Minnesota Authorises Banks and Credit Unions to Custody Crypto, Effective August 1
Minnesota Governor Tim Walz signed HF 3709 into law on May 17, 2026, giving the state's commercial banks and credit unions explicit legal authority to hold cryptocurrency on behalf of customers. The law takes effect August 1 and covers 240 commercial insured state-chartered banks holding roughly $128 billion in combined assets, plus 82 credit unions.
The legislation passed with near-unanimous support. The House voted 130 to 4 in favour on April 30, the Senate approved it 51 to 16 on May 6, and the House passed a concurrence vote of 119 to 6 on May 11. Before launching custody services, institutions must notify the Minnesota Department of Commerce at least 60 days in advance.
Under the law, banks may act in either a fiduciary or non-fiduciary capacity as custodians, meaning they can hold assets either as a legal trustee or simply as a safekeeping provider. Credit unions are limited to the non-fiduciary role only. Regardless of structure, all institutions face a firm restriction: they cannot trade, invest in, or lend out any crypto assets held in custody. Customer holdings must be legally and operationally segregated from the institution's own balance sheet.
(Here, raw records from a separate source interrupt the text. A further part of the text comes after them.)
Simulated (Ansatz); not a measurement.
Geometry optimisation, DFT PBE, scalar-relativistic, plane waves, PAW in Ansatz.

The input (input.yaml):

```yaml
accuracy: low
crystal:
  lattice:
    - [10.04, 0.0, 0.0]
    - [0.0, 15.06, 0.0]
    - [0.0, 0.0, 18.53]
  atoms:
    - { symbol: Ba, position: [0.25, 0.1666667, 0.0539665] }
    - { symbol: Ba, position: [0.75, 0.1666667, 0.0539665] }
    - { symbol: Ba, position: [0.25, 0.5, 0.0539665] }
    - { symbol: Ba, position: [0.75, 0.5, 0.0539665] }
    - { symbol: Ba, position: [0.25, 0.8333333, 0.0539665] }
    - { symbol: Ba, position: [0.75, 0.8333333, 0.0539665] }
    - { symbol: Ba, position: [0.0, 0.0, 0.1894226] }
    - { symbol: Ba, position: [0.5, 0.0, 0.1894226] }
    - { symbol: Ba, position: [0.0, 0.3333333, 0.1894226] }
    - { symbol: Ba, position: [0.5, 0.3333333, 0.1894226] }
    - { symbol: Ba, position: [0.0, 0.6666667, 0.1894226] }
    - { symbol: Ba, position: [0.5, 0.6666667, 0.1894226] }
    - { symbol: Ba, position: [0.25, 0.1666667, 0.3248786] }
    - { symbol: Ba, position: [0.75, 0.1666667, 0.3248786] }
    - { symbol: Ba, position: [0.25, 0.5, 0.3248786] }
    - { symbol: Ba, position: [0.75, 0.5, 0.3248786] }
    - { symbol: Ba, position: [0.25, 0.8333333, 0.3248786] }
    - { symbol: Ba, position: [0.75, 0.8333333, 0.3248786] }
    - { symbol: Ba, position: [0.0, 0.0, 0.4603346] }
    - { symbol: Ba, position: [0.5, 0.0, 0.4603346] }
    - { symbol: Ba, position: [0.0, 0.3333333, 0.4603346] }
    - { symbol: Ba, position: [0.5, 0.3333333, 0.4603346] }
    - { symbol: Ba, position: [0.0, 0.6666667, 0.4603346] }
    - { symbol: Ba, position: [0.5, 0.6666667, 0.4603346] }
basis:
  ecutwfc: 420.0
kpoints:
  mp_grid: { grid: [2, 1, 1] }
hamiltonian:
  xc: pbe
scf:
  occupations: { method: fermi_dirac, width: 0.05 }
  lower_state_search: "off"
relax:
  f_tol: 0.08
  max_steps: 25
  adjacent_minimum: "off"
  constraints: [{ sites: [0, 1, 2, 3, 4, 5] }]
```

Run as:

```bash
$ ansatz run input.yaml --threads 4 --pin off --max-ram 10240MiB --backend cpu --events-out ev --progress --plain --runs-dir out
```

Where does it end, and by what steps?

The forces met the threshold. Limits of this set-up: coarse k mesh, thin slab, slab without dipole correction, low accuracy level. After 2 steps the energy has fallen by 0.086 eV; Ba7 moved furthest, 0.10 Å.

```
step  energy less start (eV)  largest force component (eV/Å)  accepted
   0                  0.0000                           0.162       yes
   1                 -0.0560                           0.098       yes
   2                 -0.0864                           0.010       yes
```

Banks may also contract third-party service providers or subcustodians to handle the technical side of custody. That provision opens a commercial lane for institutional-grade crypto custody infrastructure providers. Firms such as BitGo and Fireblocks are already active in this market, though no such providers have been specifically named in connection with HF 3709 by primary news sources covering the legislation.
Representative Bernie Perryman, who sponsored the bill, framed the law as a matter of consumer protection as much as financial innovation. "Minnesota-based financial institutions are allowed to evolve alongside their customers and members rather than forcing Minnesotans to rely on unregulated, out-of-state or offshore providers for services," Perryman said.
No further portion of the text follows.